Craig Murto: Atlanta leaves mixed impression
The NASCAR weekend at Atlanta Motor Speedway left mixed impressions on spectators.
The Xfinity Series race was OK. The old, slick pavement and lower down force package made cars slip and slide throughout the entire race. But when Kyle Busch wins in a Joe Gibbs car against Xfinity regulars, it doesn’t thrill anybody but Kyle Busch fans. And the fact that his car was discovered to be illegal after the race didn’t help.
The Camping World Truck race was entertaining. Again, competitors fought for grip. But watching Christopher Bell dominate all three stages didn’t make one feel the competition was close.

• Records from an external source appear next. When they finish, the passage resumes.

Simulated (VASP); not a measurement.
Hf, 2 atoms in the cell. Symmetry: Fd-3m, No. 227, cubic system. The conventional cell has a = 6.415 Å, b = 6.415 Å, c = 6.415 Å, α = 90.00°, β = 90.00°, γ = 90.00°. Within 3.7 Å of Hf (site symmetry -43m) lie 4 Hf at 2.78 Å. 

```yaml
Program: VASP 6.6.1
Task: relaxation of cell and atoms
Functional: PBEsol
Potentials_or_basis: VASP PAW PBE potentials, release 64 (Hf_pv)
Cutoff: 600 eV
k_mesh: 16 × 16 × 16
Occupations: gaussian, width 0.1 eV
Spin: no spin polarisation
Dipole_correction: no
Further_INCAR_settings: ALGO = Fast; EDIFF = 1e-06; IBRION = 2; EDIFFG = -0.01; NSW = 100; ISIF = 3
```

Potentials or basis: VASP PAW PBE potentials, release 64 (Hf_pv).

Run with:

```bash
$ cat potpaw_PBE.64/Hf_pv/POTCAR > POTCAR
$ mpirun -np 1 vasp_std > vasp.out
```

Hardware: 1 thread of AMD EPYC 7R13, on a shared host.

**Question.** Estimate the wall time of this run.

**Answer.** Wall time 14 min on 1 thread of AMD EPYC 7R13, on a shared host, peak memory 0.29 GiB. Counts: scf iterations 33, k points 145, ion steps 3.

The Monster Energy NASCAR Cup race went green through the entire first stage, dominated by Kevin Harvick. Harvick also dominated the second stage. In fact, he dominated the entire race until a caution with 15 laps remaining.
With the dominant car, Kevin Harvick sped on the entrance to pit road. So with 14 laps left in the race he started at the rear of the field, eventually working his way back to ninth. He proved that you can’t count on victory until the checkered flag waves.
Given all the times Harvick publicly called out his pit crew for costing him positions on the track, he’d better be doing some nice things for those athletes this week. Their pit stops were flawless, the car was dominant, the only reason the team lost was driver error.
Brad Keselowski passed Kyle Larson for the lead and the win in the laps following the final restart. The win was Keselowski’s first at Atlanta, and car owner Roger Penske’s 104th Cup victory. Both Keselowski and Larson had problems earlier in the race; Keselowski had to pit due to a loose lug nut. Third-place Matt Kenseth came back from a lap down. The top-three finishers proved that you can come back from adversity. But Harvick proved you can also throw the race away in the closing stages.
After two races, the points are rather interesting. Harvick leads the points with 90, followed by Kurt Busch (86) and Keselowski (84). Busch and Keselowski have race wins, so they are already secure in the Chase. But Harvick led at the end of three of the six segments run so far, which is why he leads the points. The current points reward performance throughout the entire race (Harvick’s point lead), but also rewards winning (Busch and Keselowski in the Chase).
The time between segments, however, is much too long. There were maybe six cautions at Atlanta, so there really was no reason for the TV broadcast to run over. It was all because of the delay in restarting after each segment. If NASCAR wants to keep people tuned in, it needs to run these races quicker, not drag them out. Especially when there was nothing better to do than nap until the final caution, as Harvick’s dominance was torturous for all but Harvick fans.
Last year’s Atlanta race was a snoozer as well. It’s hard to say why; the lower down force package did its job. Cars were slipping and sliding, struggling for grip from the very beginning. The track will get repaved now, so who knows how that’s going to affect competition.
Atlanta is one of the “cookie cutter” tracks, 1.5-mile with a dog leg on the front stretch. Fans complain about the tracks all looking the same, and the Atlanta races weren’t exactly barn burners. So it didn’t sit well with fans that while they’re doing their best to keep their eyes open watching the Atlanta Cup race, they scrolled their Facebook page to find out that Las Vegas Motor Speedway will probably get a second race in 2018.
Just great, like we don’t have enough of these races already. The question remains as to what may get cut to make room on the schedule. A short track? The road race at Sonoma, California? Fans have said they’re tired of the cookie cutter tracks for years now, so NASCAR decides to add yet another race on the schedule on a cookie cutter track. I wish them the best, but I can’t explain their reasoning.
This weekend The IndyCar Series starts its season in Florida. And Formula One – another series making questionable decisions – will start soon. The new F1 rules seem to ensure more single-file, follow-the-leader racing, but we’ll see.
On two wheels, Zach Osborne won the 250 East class in Toronto Supercross competition on a Husqvarna. In the headlining 450 class, Eli Tomac’s Kawasaki took the win, followed by Ryan Dungey’s KTM and Broc Tickle, who rode his Suzuki to his first podium finish.
Veteran motorsports columnist Craig Murto is a Linden resident.